The thing about being a mistress, especially a mistress who lives with three roommates, is that it helps to have all of your belongings with you at all times. This period — my mistressing hour — is when I started my resurgence back into backpack territory. The first time since I was in high school.
I have particularly knotty hair, so I need a way to carry my special wet brush (with handle) on me at all times. I’m blind — I need contacts. I need all of my makeup, and I need two changes of underwear (one that I want to wear; one that is a g-string or something of the sexy variety). I need a portable charger, because who knows when he’ll kick me out. I need a notebook. In other words, I need a backpack.
And as it turns out, bringing a backpack to a party is an absolute flex. A jealous woman at Pebble Bar told me that I had to leave the dance floor if I continued to wear mine. I kept it on and danced harder, incorporating holding the straps of it into my movements.

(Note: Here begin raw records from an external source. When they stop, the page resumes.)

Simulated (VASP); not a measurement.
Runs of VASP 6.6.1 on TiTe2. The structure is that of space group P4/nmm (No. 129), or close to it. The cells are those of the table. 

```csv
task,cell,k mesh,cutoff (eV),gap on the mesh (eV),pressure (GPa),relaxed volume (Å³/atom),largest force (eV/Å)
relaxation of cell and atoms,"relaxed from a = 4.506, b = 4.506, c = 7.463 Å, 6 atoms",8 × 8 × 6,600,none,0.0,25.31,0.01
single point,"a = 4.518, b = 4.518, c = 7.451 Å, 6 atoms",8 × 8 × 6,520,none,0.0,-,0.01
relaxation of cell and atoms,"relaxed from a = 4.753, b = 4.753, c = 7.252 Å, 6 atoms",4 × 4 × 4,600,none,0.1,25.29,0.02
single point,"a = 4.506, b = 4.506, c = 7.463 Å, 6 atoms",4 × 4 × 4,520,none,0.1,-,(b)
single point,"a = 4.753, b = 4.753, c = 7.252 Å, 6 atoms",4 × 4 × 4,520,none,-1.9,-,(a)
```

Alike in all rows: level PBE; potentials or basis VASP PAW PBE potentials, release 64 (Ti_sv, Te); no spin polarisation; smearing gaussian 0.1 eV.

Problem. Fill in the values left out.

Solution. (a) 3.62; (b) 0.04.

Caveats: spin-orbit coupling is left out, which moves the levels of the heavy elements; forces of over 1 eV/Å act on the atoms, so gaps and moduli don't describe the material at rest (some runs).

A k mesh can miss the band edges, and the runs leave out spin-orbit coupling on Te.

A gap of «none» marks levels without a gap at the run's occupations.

That backpack was a Mont-Bell. Navy and slinky, it can hold my laptop and my toiletry bag and a change of clothes. It’s made of some sort of thin nylon and can be bunched up and put into another bag. Something about it screams EuroStar. The girlfriend guy, who is an artist and lives in Chelsea in a loft, encouraged me to keep on wearing it.
Editor’s note: This backpack is now sold out for the season, according to the retailer, but you can shop the rest of Mont-Bell’s in-stock backpacks here.
When we finally stopped seeing each other, after three months of dosey-do-ing, I went into a withdrawal period for two months. I went on a couple of dates. I disappointed a couple of people. I wondered if I’d ever be capable of being interested in a nice man. I wondered if goodness was overrated. I wondered if being perpetually heartbroken might be the only state of being that excites me. I wrote the pilot for a TV show. Some impressive things were happening to me professionally, but none seemed to make up for the fact that I had a resume of four years of romantic chaos and rejection. I started telling people that I definitively never want kids.
Looking at the Mont-Bell backpack made me sad. I bunched it up and put it in the back of my closet. I wrote to backpack companies on Instagram, telling them I was writing about backpacks, and got sent a bunch of new ones. I unpackaged them and wanted to take the Baggu for a spin, wanted to bring back Vera Bradley, but only the Jansport felt right. I cut off the tags and settled for the classic Jansport in light pink. The padded straps embraced me, and I headed for the library instead of the Chelsea loft. My laptop felt better in the Jansport’s special zip section for it. I brought my makeup, in another zip section, just in case any library boy decided to ask me out. I chose practicality over fashion. I missed my slinky-backpack days, but felt that the overstuffed Jansport on my shoulders was, in fact, a truer flex.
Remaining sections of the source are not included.